Friday, July 2, 2010

Outlaws, Presidents, and…Monks?

Jill's Journal: Rob tells me there’s a slight chance I overloaded our children on educational opportunities today. Judging by their crabbiness at the end of the day, I suppose he might be right. So here’s another lesson for me, which ranks right up there with carrying enough water on a humid day: remember how young they are and don’t try to fit too much into one day.

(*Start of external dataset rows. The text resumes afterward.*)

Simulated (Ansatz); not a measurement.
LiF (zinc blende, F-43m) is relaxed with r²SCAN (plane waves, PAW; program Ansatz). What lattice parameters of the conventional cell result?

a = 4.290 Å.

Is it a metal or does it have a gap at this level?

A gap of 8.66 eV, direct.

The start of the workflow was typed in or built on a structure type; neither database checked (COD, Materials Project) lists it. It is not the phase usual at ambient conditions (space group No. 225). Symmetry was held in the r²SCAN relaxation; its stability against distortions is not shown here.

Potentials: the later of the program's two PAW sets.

Oh, but what a fun day it was! The girls and I started in downtown Bardstown at the Old Jailer’s Inn. They were a little intimidated about going to a jail, but our guide/daughter-in-law of the owner was so fun and eventually put them at ease. This limestone jail was built in 1819 (after a disgruntled wife of an inmate burned the original one down) and served as the Old Nelson Country Jail until 1987, just over 20 years ago! The new civilian owners have renovated part of it to serve as a bed and breakfast, but left some of it unchanged for tours and let me tell you, it’s what a jail should be. Stark, uncomfortable, and zero amenities (unless one counts the shackles on the floor!). The 30-inch thick limestone walls, heavy steel doors, fold-down wall cots, crowded conditions, non-existent air conditioning, and gallows in the courtyard surely would make a criminal think twice about going back after they did their time.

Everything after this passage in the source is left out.